| Correlation between pairs of variables {pchc} | R Documentation |
Correlation between pairs of variables
Description
Correlations between pairs of variables.
Usage
corpairs(x, y, rho = NULL, logged = FALSE, parallel = FALSE)
Arguments
x |
A matrix with real valued data. |
y |
A matrix with real valued data whose dimensions match those of x. |
rho |
This can be a vector of assumed correlations (equal to the number of variables or the columns of x or y) to be tested. If this is not the case, leave it NULL and only the correlations will be returned. |
logged |
Should the p-values be returned (FALSE) or their logarithm (TRUE)? This is taken into account only if "rho" is a vector. |
parallel |
Should parallel implentations take place in C++? The default value is FALSE. |
Details
The paired correlations are calculated. For each column of the matrices x and y the correlation between them is calculated.
Value
A vector of correlations in the case of "rho" being NULL, or a matrix with two extra columns, the test statistic and the (logged) p-value.
Author(s)
Michail Tsagris.
R implementation and documentation: Michail Tsagris mtsagris@uoc.gr.
References
Lambert Diane (1992). Zero-Inflated Poisson Regression, with an Application to Defects in Manufacturing. Technometrics. 34(1):1-14.

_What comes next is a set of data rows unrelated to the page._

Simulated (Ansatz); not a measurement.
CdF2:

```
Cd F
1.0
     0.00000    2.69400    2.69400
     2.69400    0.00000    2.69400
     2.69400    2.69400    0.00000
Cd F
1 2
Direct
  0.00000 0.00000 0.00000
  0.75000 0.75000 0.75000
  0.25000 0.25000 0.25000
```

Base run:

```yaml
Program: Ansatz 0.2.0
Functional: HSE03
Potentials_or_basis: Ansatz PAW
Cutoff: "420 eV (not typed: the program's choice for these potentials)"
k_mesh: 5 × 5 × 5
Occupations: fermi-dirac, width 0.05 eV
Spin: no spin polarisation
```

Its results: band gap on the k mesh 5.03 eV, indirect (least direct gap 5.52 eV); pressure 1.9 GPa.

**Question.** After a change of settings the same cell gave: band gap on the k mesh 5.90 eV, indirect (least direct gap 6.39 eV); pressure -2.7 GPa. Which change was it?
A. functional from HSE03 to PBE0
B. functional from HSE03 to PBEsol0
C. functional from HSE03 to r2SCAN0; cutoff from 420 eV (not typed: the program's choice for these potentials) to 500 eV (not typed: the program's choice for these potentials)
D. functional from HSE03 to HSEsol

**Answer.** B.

Johnson Norman L., Kotz Samuel and Kemp Adrienne W. (1992). Univariate Discrete Distributions (2nd ed.). Wiley
Cohen, A. Clifford (1960). Estimating parameters in a conditional Poisson distribution. Biometrics. 16:203-211.
Johnson, Norman L. Kemp, Adrianne W. Kotz, Samuel (2005). Univariate Discrete Distributions (third edition). Hoboken, NJ: Wiley-Interscience.
See Also
Examples
x <- matrix( rnorm(100 * 100), ncol = 100)
y <- matrix( rnorm(100 * 100), ncol = 100)
system.time( a <- corpairs(x, y) )